If sober sex is a taboo subject, sex under the influence of one’s favorite substance is restricted material. It’s important to remember that consent cannot be fully given by either party while under the influence—though there are times when you and an intimate partner may want to knock boots while boozed-up or baked. First and foremost, you and your partner should discuss having sex before using mind-altering substances. Both parties should fully consent—while sober—to having sex while intoxicated.
For many, their first sexual experiences—especially in college—may be under the influence of alcohol. This is not the type of sex that I am referring to; bringing a stranger home from a party rarely results in hyper-passionate intimacy.

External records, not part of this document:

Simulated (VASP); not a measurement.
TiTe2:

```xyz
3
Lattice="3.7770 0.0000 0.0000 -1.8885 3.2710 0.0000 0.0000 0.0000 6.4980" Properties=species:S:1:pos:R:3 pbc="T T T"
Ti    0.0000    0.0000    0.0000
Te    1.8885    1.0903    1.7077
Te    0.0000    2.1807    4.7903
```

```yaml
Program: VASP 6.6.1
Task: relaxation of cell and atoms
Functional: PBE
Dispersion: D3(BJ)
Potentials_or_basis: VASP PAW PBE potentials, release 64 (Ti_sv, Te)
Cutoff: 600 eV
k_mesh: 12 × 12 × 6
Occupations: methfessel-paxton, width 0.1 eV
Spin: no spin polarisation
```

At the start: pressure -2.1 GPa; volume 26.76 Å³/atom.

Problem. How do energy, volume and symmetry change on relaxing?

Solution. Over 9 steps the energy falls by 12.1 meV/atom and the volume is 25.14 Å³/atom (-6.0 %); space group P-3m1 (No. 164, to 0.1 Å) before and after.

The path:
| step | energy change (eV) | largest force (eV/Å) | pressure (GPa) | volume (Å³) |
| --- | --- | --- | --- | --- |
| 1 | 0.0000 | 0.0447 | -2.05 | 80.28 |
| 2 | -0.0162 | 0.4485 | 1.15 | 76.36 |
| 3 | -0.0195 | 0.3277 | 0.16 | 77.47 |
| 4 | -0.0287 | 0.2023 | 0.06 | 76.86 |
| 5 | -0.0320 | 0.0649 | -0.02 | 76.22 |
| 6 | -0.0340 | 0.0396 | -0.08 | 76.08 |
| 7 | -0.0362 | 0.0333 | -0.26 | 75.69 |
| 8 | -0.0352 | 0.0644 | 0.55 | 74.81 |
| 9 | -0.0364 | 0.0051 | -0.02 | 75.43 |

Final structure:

Alcohol is well known as a social lubricant, but it can also be a sexual door opener. If someone is normally reserved in their sexual behavior, operating under the influence may open up doors that would have otherwise remained closed. For example, anal sex is often considered the ultimate taboo and is final frontier of sexual exploration for many. While someone may be very apprehensive to try anal play while sober, the experience may be more enticing and exciting while drunk.
Marijuana—used legally, of course—can be used in a similar way. The use of cannabis can result in different sensations depending on which strain of herb is consumed, but some of the most common effects of marijuana use are enhanced sensations. This can include taste, hearing and touch sensations. Logically, having loud, passionate oral sex while high can result in an intense sexual experience that may be difficult to replicate while sober.
Another effect of marijuana use is an increase in creativity. This means that sexual experiences while high may result in totally unique and awesome encounters. Marijuana may allow you and your partner to think outside the box when it comes to your sexualities.
A commonly reported effect of both alcohol and marijuana use is an increase in sexual desires as a whole. For two consenting adults, this can result in passionate, intense sexual encounters. It’s important to remember, however, that pushing someone into having sex while they’re inebriated is not only morally reprehensible—it is rape.
It can be hard to define the line between someone having a buzz and being unable to consent to sexual activity—especially while at college. As it was described to me early on in my college career, if you cannot get a firm and clear “Yes” from your partner after they’ve had a few drinks, then there is no consent. “Yes means yes” is a better way to think about consent than “No means no.”
Drugs—when used legally and responsibly by consenting adults—can result in distinct and remarkable sexual experiences. Whether you want to experience new things with a longtime partner or simply wish to try something new with your next Tinder date, alcohol and legal marijuana can be gateways to extraordinary escapades.